Miranda’s taking dance lessons (tap and ballet for 5-6 year olds). The second one was today. At the first one, I got to see what a girl-dominated world might look like: all 10 kids were girls, 8 of the ten were wearing light pink, one was a mixture of pink and black, and one was all-black. One other parent was male, the rest were female. Much more balanced today, though – more black, a few kids were wearing lavender, and one was dressed in white. And I think there were four fathers there.

On the drive there, while passing some fire trucks: Miranda: “Fire trucks can go through red lights because they’re red!”. Me thinking: Hmm… Miranda: “And taxis can go through yellow lights because they’re yellow!”. Me thinking: That would explain some things, wouldn’t it?

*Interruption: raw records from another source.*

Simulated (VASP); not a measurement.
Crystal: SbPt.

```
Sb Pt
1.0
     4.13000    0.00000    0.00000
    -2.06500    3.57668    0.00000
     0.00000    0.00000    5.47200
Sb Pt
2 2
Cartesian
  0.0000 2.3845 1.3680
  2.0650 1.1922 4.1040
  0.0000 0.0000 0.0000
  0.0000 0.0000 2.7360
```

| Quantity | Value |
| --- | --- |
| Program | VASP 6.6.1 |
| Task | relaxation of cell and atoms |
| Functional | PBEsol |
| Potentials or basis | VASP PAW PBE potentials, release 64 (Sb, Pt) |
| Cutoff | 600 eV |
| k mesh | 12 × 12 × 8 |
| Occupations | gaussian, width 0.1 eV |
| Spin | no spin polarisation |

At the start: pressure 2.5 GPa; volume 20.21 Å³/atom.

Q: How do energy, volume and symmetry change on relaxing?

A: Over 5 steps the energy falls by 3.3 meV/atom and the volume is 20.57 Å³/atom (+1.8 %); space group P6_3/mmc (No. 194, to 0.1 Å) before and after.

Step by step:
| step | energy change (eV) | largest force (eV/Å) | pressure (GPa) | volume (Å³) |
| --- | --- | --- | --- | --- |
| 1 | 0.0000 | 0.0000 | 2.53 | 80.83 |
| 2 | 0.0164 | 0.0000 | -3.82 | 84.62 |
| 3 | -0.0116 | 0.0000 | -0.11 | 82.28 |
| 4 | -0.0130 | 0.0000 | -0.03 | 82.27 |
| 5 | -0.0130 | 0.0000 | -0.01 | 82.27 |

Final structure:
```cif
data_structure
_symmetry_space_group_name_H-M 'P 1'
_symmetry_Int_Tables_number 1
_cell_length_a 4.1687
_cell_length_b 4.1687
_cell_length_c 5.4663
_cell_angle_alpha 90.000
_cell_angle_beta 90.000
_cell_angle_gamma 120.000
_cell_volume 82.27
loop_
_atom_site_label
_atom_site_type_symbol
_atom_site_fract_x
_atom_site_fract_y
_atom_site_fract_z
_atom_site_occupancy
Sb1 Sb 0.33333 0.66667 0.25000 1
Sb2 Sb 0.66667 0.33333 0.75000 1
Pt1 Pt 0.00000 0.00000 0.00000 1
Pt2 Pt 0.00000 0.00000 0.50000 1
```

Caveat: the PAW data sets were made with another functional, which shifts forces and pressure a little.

We bought an hdtv last week; I mostly actually wanted to use it as a monitor for 480p inputs and sd cable, but this model did a nice job of upconverting 480p inputs to make them look like 720p, so spending the money for an hdtv monitor was worth it to me. (Not all hdtv monitors did as well, though, so be warned: go to a store and get the sales clerk to plug in a dvd player via the component inputs.) And it actually has a built-in tuner, so I went out and bought an antenna for it. Which I’ve had mixed experiences with so far: it’s amplified, but signals still go in and out sometimes. So, with less amplification, it would go between 0 and 2 bars, while with more amplification it jumps from 0 to 5 bars, but the frequency of 0 bars doesn’t get reduced as much as I’d like.

Right now, though, I’m watching baseball on Fox, and I’ve actually managed to fiddle with the antenna to get a consistent signal. It’s being transmitted as hd, according to the tv, but it sure looks to me like sd. So I’m pretty sure that it’s being recorded with sd cameras. And, ironically, the result is in some ways worse than what I get if I switch the antenna over to cable: the tv recognizes that the cable signal is sd, so it uses its clever machinery to improve the quality of the signal, while it leaves the hd signal as it is. In particular, on the hd signal, the interlacing is pretty obvious, while the tv has circuitry to convert the sd 480i signal to 480p. So there are tradeoffs. (Probably better hdtv receivers have less of an issue with this; for that matter, there’s no technical reason why a tv with a built-in hdtv receiver couldn’t display the signal as 1080p instead of 1080i, I think.) (Edit: actually, MPEG can encode interlacing, so there really is a difference between a 1080i signal and a 1080p signal.)

Still, I’m glad to see that I’m getting a consistent signal here, because presumably the playoffs and world series really will be broadcast in hd.